Benchmark
Litica vs. flat retrieval on evaluative multi-agent queries
We evaluated Litica against flat retrieval (naive top-k embedding search over a single unstructured store) on a set of evaluative multi-agent queries: questions that require reasoning about context, authorship, and sequence across agent boundaries, not just factual lookup.
Metric: Precision at 3 (P@3), the fraction of the top 3 retrieved items judged relevant by an independent evaluator. Queries were drawn from three domains: research-and-draft pipelines, compliance-gated underwriting workflows, and multi-session developer tooling. The flat retrieval baseline used the same underlying data with a standard embedding model; no re-ranking was applied.

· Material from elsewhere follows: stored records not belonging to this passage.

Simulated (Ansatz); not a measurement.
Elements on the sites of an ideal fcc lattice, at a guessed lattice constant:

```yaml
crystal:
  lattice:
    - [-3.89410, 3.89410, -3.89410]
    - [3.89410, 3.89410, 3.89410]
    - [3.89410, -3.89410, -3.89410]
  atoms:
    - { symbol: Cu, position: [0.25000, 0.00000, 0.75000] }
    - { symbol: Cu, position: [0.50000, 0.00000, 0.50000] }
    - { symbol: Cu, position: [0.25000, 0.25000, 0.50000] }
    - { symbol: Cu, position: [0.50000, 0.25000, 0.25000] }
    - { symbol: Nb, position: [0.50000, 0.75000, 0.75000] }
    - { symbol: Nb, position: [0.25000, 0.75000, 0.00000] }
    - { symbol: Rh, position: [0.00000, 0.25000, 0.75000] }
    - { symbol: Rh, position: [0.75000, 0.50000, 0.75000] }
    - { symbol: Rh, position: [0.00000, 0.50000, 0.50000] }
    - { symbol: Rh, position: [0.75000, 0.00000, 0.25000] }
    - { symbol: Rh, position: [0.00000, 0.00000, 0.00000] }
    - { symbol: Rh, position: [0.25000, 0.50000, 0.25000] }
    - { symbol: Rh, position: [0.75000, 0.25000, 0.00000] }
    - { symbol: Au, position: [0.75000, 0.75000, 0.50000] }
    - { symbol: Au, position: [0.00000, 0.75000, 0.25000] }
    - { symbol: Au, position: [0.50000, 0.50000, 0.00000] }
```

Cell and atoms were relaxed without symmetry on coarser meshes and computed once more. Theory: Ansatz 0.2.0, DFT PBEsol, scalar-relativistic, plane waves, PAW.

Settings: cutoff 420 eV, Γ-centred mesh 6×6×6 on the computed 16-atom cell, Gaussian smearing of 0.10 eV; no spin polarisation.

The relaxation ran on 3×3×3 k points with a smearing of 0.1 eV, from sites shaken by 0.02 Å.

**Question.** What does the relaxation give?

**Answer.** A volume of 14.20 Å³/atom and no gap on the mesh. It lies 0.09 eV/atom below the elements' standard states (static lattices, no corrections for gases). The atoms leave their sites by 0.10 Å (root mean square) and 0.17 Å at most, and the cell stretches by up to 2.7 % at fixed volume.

Five of the evaluated queries were purely evaluative, asking why a decision was made, what a specific agent found, or what changed across turns. Flat retrieval returned no relevant results for any of these five queries (P@3 = 0.00). Litica resolved all five using spreading activation across the shared namespace with full provenance attribution.
| Query | Litica P@3 | Flat Retrieval P@3 |
|---|---|---|
| What made this customer hesitate? | 0.80 | 0.00 |
| What did we decide last sprint? | 0.75 | 0.00 |
| Which agent flagged the compliance risk? | 0.70 | 0.00 |
| What context did the retrieval agent surface? | 0.60 | 0.00 |
| What changed between draft v1 and v2? | 0.50 | 0.00 |
| Overall mean P@3 (full eval set) | 0.67 | 0.29 |
Methodology note: evaluation was conducted on internal datasets. Full methodology, evaluator instructions, and raw query set will be published in an accompanying technical post. Numbers reflect shipped capability as of Q1 2026. The comparison table on the homepage will be updated as additional capabilities ship.